2014 figures show improvement in SHEDG bottom line

Sean C. Morgan

Based on Internal Revenue Service records for 2014 recently filed by the Sweet Home Economic Development Group, SHEDG lost money, but the amount was nearly $100,000 less than it was in 2013.

SHEDG’s Form 990 showed a net loss of $77,000 in 2014, down from a $174,000 loss in 2013.

The organization had $387,000 in expenses in 2014 and $310,000 in revenue, reducing its net assets – the money it’s saved from profitable years – from $444,000 to $367,000.

SHEDG released its Form 990 for 2014 to The New Era on Friday.

The IRS requires tax-exempt organizations to file a Form 990 annually. The form details financial status for nonprofit organizations and is a public record. SHEDG typically files its Form 990 in the fall.

“There was great improvement over the prior year,” said SHEDG President John Wittwer. “We’re in a very critical time, but I’m extremely optimistic about it. Despite the challenging economics of the situation right now, the board just really feels upbeat.”

SHEDG’s primary fund-raising tool is the Oregon Jamboree. The festival was founded in 1992 as a means to raise money for its economic development projects.
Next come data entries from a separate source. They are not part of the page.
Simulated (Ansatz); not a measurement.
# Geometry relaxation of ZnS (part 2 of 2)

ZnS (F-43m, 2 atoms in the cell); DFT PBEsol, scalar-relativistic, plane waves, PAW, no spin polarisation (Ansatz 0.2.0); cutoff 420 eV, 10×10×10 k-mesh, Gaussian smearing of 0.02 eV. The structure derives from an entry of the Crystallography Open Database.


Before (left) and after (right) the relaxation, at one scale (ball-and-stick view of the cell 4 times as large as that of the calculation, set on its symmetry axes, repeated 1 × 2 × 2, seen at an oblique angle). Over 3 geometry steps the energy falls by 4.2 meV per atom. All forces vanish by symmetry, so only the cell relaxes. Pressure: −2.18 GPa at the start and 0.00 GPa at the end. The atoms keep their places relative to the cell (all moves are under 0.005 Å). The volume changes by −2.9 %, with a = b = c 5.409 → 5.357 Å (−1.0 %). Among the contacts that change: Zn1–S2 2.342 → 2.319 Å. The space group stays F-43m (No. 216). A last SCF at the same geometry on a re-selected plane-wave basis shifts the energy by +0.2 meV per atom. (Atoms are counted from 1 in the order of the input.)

SHEDG reported $2.6 million in gross income for the 2014 Oregon Jamboree and $2.3 million in expenses, providing a net income of $278,000.

SHEDG provides an umbrella to the Sweet Home Beautification Committee, which runs an arts and crafts festival during the Jamboree to raise funds for its projects. SHEDG passes the proceeds directly to the committee. The festival raised $14,000 in gross revenue, with $6,000 in expenses, providing a net income of $8,000 for the Beautification Committee.

Other events provided some $22,000 in additional revenue, providing an overall net income of $308,000 to SHEDG.

Staff expenses are not counted among Jamboree expenses, with employee time shared among Jamboree and SHEDG functions. Employee compensation cost a total of $298,000 in 2014. The compensation for Festival Director Erin Regrutto and Marketing Director Teresa Stas, the top paid employees and the only ones listed on the form, totaled approximately $148,000.

“The 2014 event, if you talk about out-of-pocket costs and income, yes, it was a break-even,” Wittwer said. “We just need more customers in our existing space.”

Factoring in SHEDG expenses, he said, the organization saw a net loss in 2014.

SHEDG paid out $21,000 in grants and other assistance to other organizations. Remaining expenses include rent, office expenses, information technology, dues and subscriptions, property expenses, repairs and maintenance, utilities and security.

“We need to produce surpluses on the Jamboree in order to reduce those expenses,” Wittwer said. All appearances are that the 2016 event will achieve this.

“Robert (Shamek, festival director) has already taken substantial steps at reducing costs,” Wittwer said. He believes it likely will raise the organization into the black.

The 2015 event, held at the beginning of August, will be close to budget, Wittwer said. “I think we’re still in the red though.”

SHEDG had to dip into its cash reserves in 2015 for cash flow purposes, Wittwer said. “What I’m encouraged by is the budget allowed us to put money back into the reserves.”

And the reserves have already been replenished, he said.

The organization is well into the 2016 budget process, Wittwer said, and it already has a strategy for 2016.

“My hat’s off to the staff and all they’ve done to take care of that,” Wittwer said. “Robert is extremely penny-conscious and creative in how he works with vendors.”

The game has changed, Wittwer said. The staff has been really aggressive about pursuing other opportunities for SHEDG’s Sweet Events – additional events, such as the annual Mystery Concert held in Corvallis. The board will continue to support staff in seeking other opportunities for revenue.

SHEDG continues to pursue the 200-acre Knife River property, currently owned by Linn County, at the north end of Clark Mill Road and located along the South Santiam River to the west of Clark Mill. Details are almost finalized with the Oregon Department of Environmental Quality to allow the county to deed the land to SHEDG. With a clean bill of health, the property will be free of environmental liabilities at that point.

“We can head into it knowing we don’t need to look over our shoulders, with something that might have happened in the past,” Wittwer said. He praised Knife River’s assistance in reclaiming the land.

SHEDG will initially use the property as a campground, Wittwer said. A mid-term goal will be to move the Oregon Jamboree to the property. Long-term, SHEDG will begin a public outreach process to find out what Sweet Home residents would like to see on the property.

Wittwer said he would like to see a plan set within the next two or three years.